The Boys Are Alright

The good gentlemen of Migration Brewing recently invited the media over for a meet and greet--and tasting, of course. I attended, but with a touch of the nerves, for back in June, I called the brewery out for bad beer. No need to repeat the comments here, but suffice it to say that I figured I wouldn't be the most loved guest. But hey, that's how it goes. I certainly owed Migration another shot to prove me wrong--and, given that the pub is walking distance from my house, I was hoping they would.

Co-owners Mike Branes, McKean Banzer-Lausberg, and Colin Rath started out by giving an oral history of Migration, useful context for understanding the full story. The three are young guys with not a lot of experience in brewing, though Mike Branes, the brewer (pictured at right), worked at a Minnesota brewpub before heading to Oregon. The owners didn't have a lot of money, so they scrambled to get the place opened at the earliest possible moment--meaning they didn't have their brewing equipment installed yet. Lompoc and Three Creeks let them brew with their excess capacity, but that wasn't the same as learning on their own system.

When they did get their system--built by a fabricator that had never made brewing equipment--they had to just brew and go. This resulted in catastrophes like Little Bitter, the source of my earlier post, which they inexplicably didn't just dump.

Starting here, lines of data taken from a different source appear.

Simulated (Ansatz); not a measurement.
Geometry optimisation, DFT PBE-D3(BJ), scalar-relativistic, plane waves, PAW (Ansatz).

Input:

All of which brings us to the tasting last week. Let's start with the punchline first: big improvement. I would still call these beers average, but they show marked improvement. The early batches of the flagship Migration Pale Ale were harsh and unpleasant. It's still a bit tannic, but a pleasant summer pale. Brief comments on the beers:
  • Migration Pale Ale (5.5%). The flagship is designed to be a balanced, English-inflected pale and uses Cascade and Fuggles. The recipe has evolved and is now more balanced and sessionable.
  • Honeydew Pale (6.2%). The name comes from the use of honey malt and is meant to be evocative. Unfortunately, it's pretty sharp and expresses very little sweet honey character. I'd like to see more fruit character from hops like Amarillos and a more assertive sweetness from the malt.
  • Cream Ale (4.6%). My fave of the bunch, even though it had a very mild touch of diacetyl. Mike uses oats instead of the more traditional corn, but the result is the same--a light, frothy, summer session.
There is a lot to love about Migration. The location and feng shui of the pub is fantastic and the food is good. The guest taps have always given patrons excellent beer to enjoy. The big thing is Migration's own beer--which was, after all, the point of the exercise. McKean, Mike, and Colin are hard-working guys who really want to give the public what they want. I think ultimately it will take more varied, characterful, accomplished beers than the ones currently pouring before Migration conquers the world, but they are light years ahead of the early MPA and Little Bitter I tried. The trajectory looks very promising.